It worked for Bush the Elder
by tristero
You may recall the Horton commercial, which the elder George Bush ran in his 1988 presidential campaign. It showed a black man who had raped a white woman and assaulted her husband while free on a Massachusetts prison-furlough program that was supported by Michael Dukakis, the Democratic candidate. As a vote magnet, it worked for Mr. Bush.
Indeed it did. What distinguishes Bush’s appeal to racists from the use of racist ads by modern Republicans is…well, I can’t think of any:
[Republican NY Nassau county executive candidate Jack Martin’s] mailer shows three shirtless Latino men, covered in tattoos and representing MS-13, the vicious gang begun by Central American immigrants in Los Angeles that now menaces Long Island. “Meet Your New Neighbors!” a headline above them says, adding this about Mr. Martins’s Democratic opponent: “Laura Curran will roll out the welcome mat for violent gangs like MS-13!” Ms. Curran, the text says, is “MS-13’s choice for county executive.”
But wait, there’s more:
In the close Virginia governor’s race, an ad for the Republican candidate, Ed Gillespie, links the Democrat, Ralph Northam, to a sanctuaries-cities policy that “let illegal immigrants who commit crimes back on the street, increasing the threat of MS-13.”

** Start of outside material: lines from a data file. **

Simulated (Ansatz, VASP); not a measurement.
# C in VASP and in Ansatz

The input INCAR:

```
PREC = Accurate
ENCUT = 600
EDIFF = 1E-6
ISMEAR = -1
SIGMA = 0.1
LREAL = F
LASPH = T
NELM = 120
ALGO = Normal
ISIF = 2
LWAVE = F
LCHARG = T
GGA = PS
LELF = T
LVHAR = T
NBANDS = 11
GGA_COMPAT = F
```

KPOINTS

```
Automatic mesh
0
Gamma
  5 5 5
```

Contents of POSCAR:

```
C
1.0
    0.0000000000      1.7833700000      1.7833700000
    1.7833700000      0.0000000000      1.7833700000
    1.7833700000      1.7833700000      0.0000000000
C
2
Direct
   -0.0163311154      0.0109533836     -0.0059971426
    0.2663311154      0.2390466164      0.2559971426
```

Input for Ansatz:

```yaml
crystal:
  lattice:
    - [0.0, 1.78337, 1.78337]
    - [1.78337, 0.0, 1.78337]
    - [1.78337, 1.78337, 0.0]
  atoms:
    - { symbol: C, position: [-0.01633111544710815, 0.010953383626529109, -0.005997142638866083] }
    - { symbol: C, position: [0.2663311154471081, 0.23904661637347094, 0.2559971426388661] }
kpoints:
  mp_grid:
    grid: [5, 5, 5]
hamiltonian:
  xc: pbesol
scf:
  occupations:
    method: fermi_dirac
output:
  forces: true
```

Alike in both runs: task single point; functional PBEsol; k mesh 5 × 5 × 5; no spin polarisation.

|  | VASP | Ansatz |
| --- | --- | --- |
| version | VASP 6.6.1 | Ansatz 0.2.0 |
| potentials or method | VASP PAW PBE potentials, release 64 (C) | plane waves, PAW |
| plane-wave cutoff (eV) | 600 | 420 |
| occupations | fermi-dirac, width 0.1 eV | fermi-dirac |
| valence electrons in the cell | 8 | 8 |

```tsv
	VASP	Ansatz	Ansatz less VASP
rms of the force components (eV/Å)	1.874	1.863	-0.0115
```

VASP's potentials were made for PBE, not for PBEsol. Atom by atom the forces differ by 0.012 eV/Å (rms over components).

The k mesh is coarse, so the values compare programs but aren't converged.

In New Jersey, a plainly desperate Kim Guadagno, the Republican nominee for governor, reached back a decade in a dismal attempt to pin a soft-on-immigrant-crime tag on the Democratic front-runner, Phil Murphy. A Guadagno commercial twists a Murphy comment about undocumented immigrants — his “having their back” — as somehow meaning he supports a brutal killer named Jose Carranza.
Mr. Carranza, an unlawful arrival from Peru, was one of six men found guilty in the execution-style murder of three young people in a Newark schoolyard in 2007. “Murphy,” the Guadagno ad says, “will have the backs of deranged murderers like Carranza.”
Yes, the lessons Poppy Bush taught Republicans have never been forgotten.